I do not want to hurt anyone by breaking up with my gf but it seems like the only option

I (m19) have a gf (f20) of 10 months. We’ve become extremely close: meet VERY often, our families got to know each other and are good friends, we go to the same school. The thing is, I’ve come to realize I feel like a better person when I’m single.

She is really invested I believe, which makes it even more difficult to actually face myself with the truth that I want to break up. I feel like a terrible person for it. Even bringing it up to my mom would result in a talk about how I’m doing a mistake and so on.

But you know what sucks the most? I feel like we’d be better off as friends. I realized this too late, there’s no going back to friends now. From my side, yes, but it would devastate her. For some reason, I think of her as a best friend all the time – not a lover. We have very different outlooks on life and from all our differences, this one feels the like the heaviest (she’s a 100% rational person, relying on numbers and data, while I’m a more feelings-based person).

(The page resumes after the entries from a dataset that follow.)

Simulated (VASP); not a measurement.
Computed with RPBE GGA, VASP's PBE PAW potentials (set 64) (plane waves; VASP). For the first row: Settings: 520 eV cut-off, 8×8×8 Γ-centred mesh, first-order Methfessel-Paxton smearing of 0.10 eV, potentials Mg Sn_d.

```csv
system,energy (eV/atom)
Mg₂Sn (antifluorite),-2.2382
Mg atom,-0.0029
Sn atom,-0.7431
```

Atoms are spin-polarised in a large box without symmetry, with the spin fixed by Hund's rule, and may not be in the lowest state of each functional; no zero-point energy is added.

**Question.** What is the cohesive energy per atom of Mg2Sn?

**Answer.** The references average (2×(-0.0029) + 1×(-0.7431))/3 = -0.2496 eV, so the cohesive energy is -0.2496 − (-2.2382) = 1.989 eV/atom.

And again, I feel terrible for this. But I want to be single and focus on myself more. I want to read more, study for university, practise playing music, launch a project that would make me some money and much more.

What should I do? I worry my mom would not be supportive of me, even feel like I’m a failure… Just telling her I broke up would end up being a big shock for her.

tl;dr: My gf feels like a friend to me, but I do not want to hurt her feelings

4 comments
  1. Stringing her along when you no longer feel for her romantically is actually cruel, breaking up with someone you care about is the kind thing.

    I know you are a teenager but you are also an adult, your mother isn’t dating your girlfriend, she’s entitled to feel how she feels but she cannot tell you what is best for you. Only you know that.

  2. Perhaps you can show her this. You’ve laid out your feelings very well.

    The worst thing that you could do would be to string her along, wasting her time and letting her feel more hurt as she senses that something is wrong but doesn’t know what it is or how to fix it.

  3. Just be honest with her, that you’ll never be truly happy with her in a relationship. Keep in mind, that in doing this you may lose her as a friend too as if she really is invested in the relationship, a break up will crush her. The best thing she can do is go No Contact forever and if she’s smart, she’ll figure it out sooner or later.

    That is often the risk of a relationship, it’s all or nothing.

  4. As someone who’s gone through something similar and is also very rational myself- just tell her that you dont want to continue dating. Let her make the choice if she wants to continue a friendship. At least you found out 10 months in instead of years later. You gave it a try and it didn’t work out in the end for you. That’s part of dating. It hurts for both people but you gotta do what you gotta do.